This fall, The Arc of the United States and other disability rights organizations filed an amicus brief in a case before the U.S. Court of Appeals for the Ninth Circuit called Payan v. Los Angeles Community College District. The case is about what kind of damages Plaintiffs can receive when they file lawsuits under the Americans with Disabilities Act (ADA). Here’s what you need to know about this case and how we’re working to ensure people with disabilities continue to have multiple avenues for relief under federal disability rights laws.

Background on the Case

When you file a lawsuit under the ADA, two types of remedies are available:

  1. Injunctive relief stops future violations of the ADA. For example, a court may order a defendant to change its policies around reasonable accommodations so that it will not deny accommodations to disabled people in the future.
  2. Money damages pay plaintiffs for the past harm of discrimination. Damages may be measured in many different ways, including lost work hours, lost opportunity to participate in a service, or emotional distress.

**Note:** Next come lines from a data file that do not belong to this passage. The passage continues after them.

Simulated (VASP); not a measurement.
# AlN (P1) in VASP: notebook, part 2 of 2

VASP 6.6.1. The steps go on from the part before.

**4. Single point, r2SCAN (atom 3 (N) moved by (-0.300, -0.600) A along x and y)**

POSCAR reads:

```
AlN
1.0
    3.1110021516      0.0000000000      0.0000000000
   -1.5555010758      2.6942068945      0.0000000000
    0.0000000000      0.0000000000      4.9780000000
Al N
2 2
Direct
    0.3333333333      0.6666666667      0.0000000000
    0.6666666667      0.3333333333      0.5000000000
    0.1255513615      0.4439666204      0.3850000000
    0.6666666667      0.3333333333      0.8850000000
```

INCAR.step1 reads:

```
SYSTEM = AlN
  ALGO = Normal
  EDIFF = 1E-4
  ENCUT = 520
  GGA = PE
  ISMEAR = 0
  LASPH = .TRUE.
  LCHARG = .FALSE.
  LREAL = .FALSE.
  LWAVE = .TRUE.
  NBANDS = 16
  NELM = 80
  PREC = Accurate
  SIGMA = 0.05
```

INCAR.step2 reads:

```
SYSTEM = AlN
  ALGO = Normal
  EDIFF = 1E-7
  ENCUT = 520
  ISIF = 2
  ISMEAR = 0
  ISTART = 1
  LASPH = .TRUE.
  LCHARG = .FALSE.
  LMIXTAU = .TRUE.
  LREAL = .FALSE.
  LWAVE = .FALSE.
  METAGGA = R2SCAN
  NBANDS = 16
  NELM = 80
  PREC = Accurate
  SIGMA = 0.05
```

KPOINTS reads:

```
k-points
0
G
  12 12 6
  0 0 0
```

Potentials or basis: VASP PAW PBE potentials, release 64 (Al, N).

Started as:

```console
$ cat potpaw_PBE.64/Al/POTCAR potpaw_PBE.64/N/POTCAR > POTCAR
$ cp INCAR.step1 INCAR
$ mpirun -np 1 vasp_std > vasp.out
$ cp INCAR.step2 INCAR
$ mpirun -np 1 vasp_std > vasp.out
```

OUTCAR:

In 2017, two blind students and two organizational plaintiffs sued the Los Angeles Community College District (LACCD), alleging that LACCD failed to reasonably accommodate the blind students’ disabilities by refusing to provide educational materials in an accessible format. The Plaintiffs won at trial and were awarded $50,000 in damages. LACCD appealed to the Ninth Circuit in 2021, which overturned the district court’s judgment and sent the case back to the district court for a new trial.

At the conclusion of the second trial, the jury again found that LACCD had intentionally violated the ADA in fourteen ways. The jury awarded $242,500 in damages to the Plaintiffs, replacing the prior jury award. However, the district court reduced the financial compensation to a paltry $1,650. Its reasoning was that following the U.S. Supreme Court’s decision in a case called Cummings v. Premier Rehab Keller, emotional distress damages are unavailable under the ADA. The district court also entered a narrow permanent injunction against LACCD that only addressed certain violations of the ADA, such as inaccessible library materials and an inaccessible website. The injunction did not address many of the fourteen violations that the jury had found. The Plaintiffs appealed to the Ninth Circuit again, arguing that the district court had improperly reduced the damages and had ignored the jury’s findings in issuing a narrow injunction.

Why We Filed an Amicus Brief

In November 2024, The Arc and its partners filed an amicus brief in support of the Plaintiffs in Payan. The amicus brief makes these arguments:

  • The district court’s injunction failed to remedy all fourteen violations of the ADA found by the jury. It ignored violations around inaccessible course materials, ineffective accommodations policies, and lack of training for LACCD disability personnel.
  • The district court should not have relied on Cummings in reducing the Plaintiffs’ financial compensation. Cummings is not about the ADA and only concerns remedies available under Section 504 of the Rehabilitation Act. Cummings should not be extended to cover the remedies available under the ADA.
  • Even if Cummings does apply, it does not reach the damages at issue in this case. The jury awarded the Plaintiffs damages for lost educational opportunity, not emotional distress. Damages for lost educational opportunity are still available post-Cummings, and the district court was wrong to reduce the damages award here.

Why This Case Matters for People With Disabilities

Disability rights statutes like the ADA are meant to root out discrimination in all areas of society, including employment, government services, and private businesses. Courts must issue broad injunctive and monetary relief when a jury has found proven violations of the ADA. This serves to deter future violations of the ADA, and also puts other potential defendants on notice that this type of discrimination will not be tolerated.

The Arc’s Position

The Arc participated in this amicus brief because we believe that people with disabilities should have the same human rights as all people and are entitled to the same benefits and legal protection of their civil rights. In our position statement on Human and Civil Rights, we share that people with disabilities:

…are entitled to exercise their rights and to have their human rights and civil rights respected. When their rights are violated, people with [disabilities] are entitled to protection, rights restoration, and compensation for losses.  All people with [disabilities] have the right to accommodations, assistance, and supports they need to exercise and ensure their human and civil rights. Local, state, federal, and international governments must strongly enforce all human and civil rights.

The Arc has been involved with the fight to pass, implement, and defend the ADA since the law’s inception in 1990. We have filed numerous amicus briefs and rely on the ADA in our own litigation efforts every day. We will not rest until every person with intellectual and developmental disabilities can protect their rights to the fullest extent of the law.

What’s Next

The Arc will continue to watch this case as it is argued before the Ninth Circuit. We will continue to fight for an expansive view of the ADA and its protections in courts across the country.